PUSAN, South Korea, Nov 15 (Reuters): Pacific Rim nations representing almost half of world trade took a swipe today at Europe's reluctance to open its markets to farm goods, the main stumbling block ahead of December's talks on a free trade pact.
The 21 leaders of the Asia-Pacific Economic Cooperation (APEC) meeting in South Korea now look set at the end of this week to issue what one official described as a "short, sharp statement urging the European Union to move on market access".
The group, which includes heavyweights of world trade from the United States and Australia to China and Japan, hopes its call will energise World Trade Organisation talks in Hong Kong next month.
"We want to see progress on agriculture," Australian Foreign Minister Alexander Downer told reporters after a meeting of APEC ministers in the port city of Pusan to hammer out the wording of the leaders' statement.
It is far from clear that pressure from APEC will make a difference to the trade negotiations.

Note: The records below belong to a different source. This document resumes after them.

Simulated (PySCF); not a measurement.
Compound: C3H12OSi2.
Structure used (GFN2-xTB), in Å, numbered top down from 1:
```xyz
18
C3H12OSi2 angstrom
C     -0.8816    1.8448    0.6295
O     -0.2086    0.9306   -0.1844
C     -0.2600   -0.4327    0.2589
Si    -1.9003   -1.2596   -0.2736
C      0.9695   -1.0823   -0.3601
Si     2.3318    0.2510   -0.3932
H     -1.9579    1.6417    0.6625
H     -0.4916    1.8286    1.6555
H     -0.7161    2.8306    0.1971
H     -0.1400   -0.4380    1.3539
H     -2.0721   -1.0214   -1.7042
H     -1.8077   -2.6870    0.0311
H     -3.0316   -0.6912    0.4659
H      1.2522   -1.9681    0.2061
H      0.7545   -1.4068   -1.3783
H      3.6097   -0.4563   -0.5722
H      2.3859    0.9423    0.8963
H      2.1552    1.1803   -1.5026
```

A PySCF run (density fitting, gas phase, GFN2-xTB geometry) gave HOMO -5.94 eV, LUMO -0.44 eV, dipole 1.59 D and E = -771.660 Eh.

For one, the group is seen as more of an economic talking shop than a driving force on global issues, and two of its key members-Japan and South Korea-themselves give massive support to their politically influential rice farmers.
The World Trade Organisation's 148 member states had been aiming to agree on an outline plan at the Dec 13-18 Hong Kong talks, with a view to wrapping up the pact by the end of 2006.
But wrangling with the EU over access for agricultural goods has raised the spectre of two earlier failures-Seattle in 1999 and Cancun in 2003 -- that set back the cause of free trade.